🤖 AI Summary
A Tesla Cybertruck running FSD 14.2 completed a 1,200-mile Chicago→Cape Canaveral trip fully autonomously with the occupant hands-free the entire way, navigating urban streets, interstates, traffic patterns and varying weather without manual intervention. The run is notable not just as a long single-route demonstration but as a real-world proof point for Tesla’s data-driven, supervised-autonomy approach—supported by the company’s scale: Tesla owners logged ~14.1 million FSD miles per day in Q3 2025, and Tesla rolled out FSD V14 with a 30-day free trial to ~1.5 million North American vehicles in Q4.

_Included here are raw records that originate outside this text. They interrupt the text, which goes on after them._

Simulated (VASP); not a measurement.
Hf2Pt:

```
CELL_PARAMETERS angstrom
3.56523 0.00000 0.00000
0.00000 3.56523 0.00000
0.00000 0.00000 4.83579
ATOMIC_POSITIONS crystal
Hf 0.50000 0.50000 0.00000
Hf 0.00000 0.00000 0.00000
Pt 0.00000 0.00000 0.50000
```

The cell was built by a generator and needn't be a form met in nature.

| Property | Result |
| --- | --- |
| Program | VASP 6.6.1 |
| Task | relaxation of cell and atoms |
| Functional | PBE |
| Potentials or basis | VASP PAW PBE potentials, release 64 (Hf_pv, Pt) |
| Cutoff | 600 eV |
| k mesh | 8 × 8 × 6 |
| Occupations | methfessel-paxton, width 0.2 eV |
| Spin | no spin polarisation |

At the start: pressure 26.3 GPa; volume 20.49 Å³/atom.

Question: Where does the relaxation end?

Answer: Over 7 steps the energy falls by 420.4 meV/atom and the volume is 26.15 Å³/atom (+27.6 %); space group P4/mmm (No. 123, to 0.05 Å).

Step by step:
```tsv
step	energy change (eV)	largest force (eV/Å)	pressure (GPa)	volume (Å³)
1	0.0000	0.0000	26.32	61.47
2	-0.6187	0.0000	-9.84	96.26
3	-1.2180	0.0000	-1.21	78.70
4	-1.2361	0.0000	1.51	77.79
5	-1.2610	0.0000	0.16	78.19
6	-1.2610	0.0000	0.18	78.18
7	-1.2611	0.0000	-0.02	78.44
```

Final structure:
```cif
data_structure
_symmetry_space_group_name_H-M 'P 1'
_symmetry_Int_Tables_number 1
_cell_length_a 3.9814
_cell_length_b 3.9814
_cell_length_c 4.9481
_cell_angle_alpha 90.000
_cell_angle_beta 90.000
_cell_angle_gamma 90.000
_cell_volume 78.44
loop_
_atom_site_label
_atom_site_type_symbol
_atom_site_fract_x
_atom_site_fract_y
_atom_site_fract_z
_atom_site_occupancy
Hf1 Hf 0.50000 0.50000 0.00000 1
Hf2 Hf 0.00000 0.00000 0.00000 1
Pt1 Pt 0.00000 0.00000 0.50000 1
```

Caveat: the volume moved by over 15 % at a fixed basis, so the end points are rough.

Technically, the milestone underscores how large-scale, on-road supervised deployments can incrementally extend capabilities across diverse environments versus the geofenced, fully autonomous strategies some rivals pursue. It shows robust stack performance for highway merges, urban routing and weather variability, while also highlighting constraints: the system remains supervised (not regulatorily certified as driverless), its rollout took far longer than early promises, and broader adoption hinges on continued reliability, safety validation and regulatory clearance. In short, the trip demonstrates that autonomous driving has moved from lab demonstrations to extended practical operation, but mass adoption will depend on sustained performance and policy progress.